[PATCH v8 04/14] powerpc/vas: Alloc and setup IRQ and trigger port address

Wed Mar 25 00:27:12 AEDT 2020

On 3/24/20 3:26 AM, Oliver O'Halloran wrote:
> On Mon, Mar 23, 2020 at 8:28 PM Cédric Le Goater <clg at kaod.org> wrote:
>>
>> On 3/23/20 10:06 AM, Cédric Le Goater wrote:
>>> On 3/19/20 7:14 AM, Haren Myneni wrote:
>>>>
>>>> Alloc IRQ and get trigger port address for each VAS instance. Kernel
>>>> register this IRQ per VAS instance and sets this port for each send
>>>> window. NX interrupts the kernel when it sees page fault.
>>>
>>> I don't understand why this is not done by the OPAL driver for each VAS
>>> of the system. Is the VAS unit very different from OpenCAPI regarding
>>> the fault ?
>>
>> I checked the previous patchsets and I see that v3 was more like I expected
>> it: one interrupt for faults allocated by the skiboot driver and exposed
>> in the DT.
>>
>> What made you change your mind ?
> 
> From init_vas_inst() in arch/powerpc/platforms/powernv/vas.c:
> 
>         if (pdev->num_resources != 4) {
>                 pr_err("Unexpected DT configuration for [%s, %d]\n",
>                                 pdev->name, vasid);
>                 return -ENODEV;
>         }
> 
> This code should never have been written, but here we are. Due to the
> above adding an interrupt in the DT makes the driver unable to bind on
> older kernels. In an older version of the patches (don't think it was
> posted) Haren was using a non-standard interrupt property and we could
> work around the problem by going back to that.

ok ... :/ I didn't know. Don't we have a rule on LinuxPPC for such 
things ? Such as, the culprit should send a croissant to everyone 
involved. 

> However, we already have the OPAL calls for allocating / freeing
> hardware interrupt numbers so why not do that? 

It's a good way to work around the problem but we are bypassing the
irqchip which does other things for the driver.

> If we ever want to take
> advantage of the job completion interrupts we'd want to have the
> ability to allocate them since the completion interrupts are
> per-window rather than per-VAS.

Yes. That's what I thought it was about to begin with. OCXL has a  
first implementation of such interrupts. 

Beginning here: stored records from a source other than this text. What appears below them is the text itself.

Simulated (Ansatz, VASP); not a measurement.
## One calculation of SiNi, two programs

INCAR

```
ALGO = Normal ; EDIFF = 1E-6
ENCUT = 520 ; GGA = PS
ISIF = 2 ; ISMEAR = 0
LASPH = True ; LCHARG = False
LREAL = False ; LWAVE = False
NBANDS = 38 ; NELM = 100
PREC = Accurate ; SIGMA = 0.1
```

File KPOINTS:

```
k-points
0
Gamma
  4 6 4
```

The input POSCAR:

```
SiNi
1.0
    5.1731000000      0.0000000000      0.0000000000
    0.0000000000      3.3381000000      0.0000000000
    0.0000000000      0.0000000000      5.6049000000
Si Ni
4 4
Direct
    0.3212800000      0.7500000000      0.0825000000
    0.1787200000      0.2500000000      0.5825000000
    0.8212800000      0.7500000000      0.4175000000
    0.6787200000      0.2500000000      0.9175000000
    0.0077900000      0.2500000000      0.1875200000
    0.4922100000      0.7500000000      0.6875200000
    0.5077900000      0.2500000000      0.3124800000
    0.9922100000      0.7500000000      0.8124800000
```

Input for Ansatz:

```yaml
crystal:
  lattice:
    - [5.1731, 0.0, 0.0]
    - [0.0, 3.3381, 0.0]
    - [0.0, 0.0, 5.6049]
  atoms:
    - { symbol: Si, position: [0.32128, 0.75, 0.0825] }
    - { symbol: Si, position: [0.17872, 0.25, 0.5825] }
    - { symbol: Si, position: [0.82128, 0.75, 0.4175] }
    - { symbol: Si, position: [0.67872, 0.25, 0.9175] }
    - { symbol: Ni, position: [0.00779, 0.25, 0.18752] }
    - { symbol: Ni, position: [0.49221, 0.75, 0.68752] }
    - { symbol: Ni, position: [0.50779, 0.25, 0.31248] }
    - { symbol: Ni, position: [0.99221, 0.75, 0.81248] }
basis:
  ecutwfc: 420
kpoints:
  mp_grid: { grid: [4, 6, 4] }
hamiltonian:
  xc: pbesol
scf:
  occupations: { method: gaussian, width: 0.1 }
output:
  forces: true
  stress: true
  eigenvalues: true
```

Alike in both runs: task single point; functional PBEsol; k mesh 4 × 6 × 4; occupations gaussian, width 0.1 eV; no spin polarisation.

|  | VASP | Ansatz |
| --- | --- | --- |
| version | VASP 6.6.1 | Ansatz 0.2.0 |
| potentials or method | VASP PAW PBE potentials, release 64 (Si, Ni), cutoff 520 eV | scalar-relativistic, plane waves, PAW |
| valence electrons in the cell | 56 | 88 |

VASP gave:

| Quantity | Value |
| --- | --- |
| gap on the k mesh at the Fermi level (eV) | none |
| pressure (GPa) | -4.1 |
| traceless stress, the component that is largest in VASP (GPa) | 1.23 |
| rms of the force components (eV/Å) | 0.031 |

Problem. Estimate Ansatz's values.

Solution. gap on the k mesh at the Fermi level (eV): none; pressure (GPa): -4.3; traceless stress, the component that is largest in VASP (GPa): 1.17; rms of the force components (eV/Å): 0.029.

>> This version is hijacking the lowlevel routines of the XIVE irqchip which
>> is not the best approach. OCXL is doing that because it needs to allocate
>> interrupts for the user space processes using the AFU and we should rework
>> that part.
> 
> What'd you have in mind for the reworking the oxcl interrupt allocation? 
> I didn't find it that objectionable since it's more or less the same as 
> what happens when allocating IPIs.

I think we need to work a bit more on the concepts, on the interfaces,
internal at the platform kernel level and at the user space level, and 
on the configuration, with chip affinity in mind. There are bunch of 
information on the sources that are retrieved from the firmware or 
hypervisor that we care about. An irqchip might be the best option 
for the moment. 

At the same time, it would be good to keep in mind user interrupts. 

C.

> 
>> However, the translation fault interrupt is allocated by skiboot.
>>
>> Sorry for the noise, I would like to understand more how this works. I also
>> have passthrough in mind.
>>
>> C.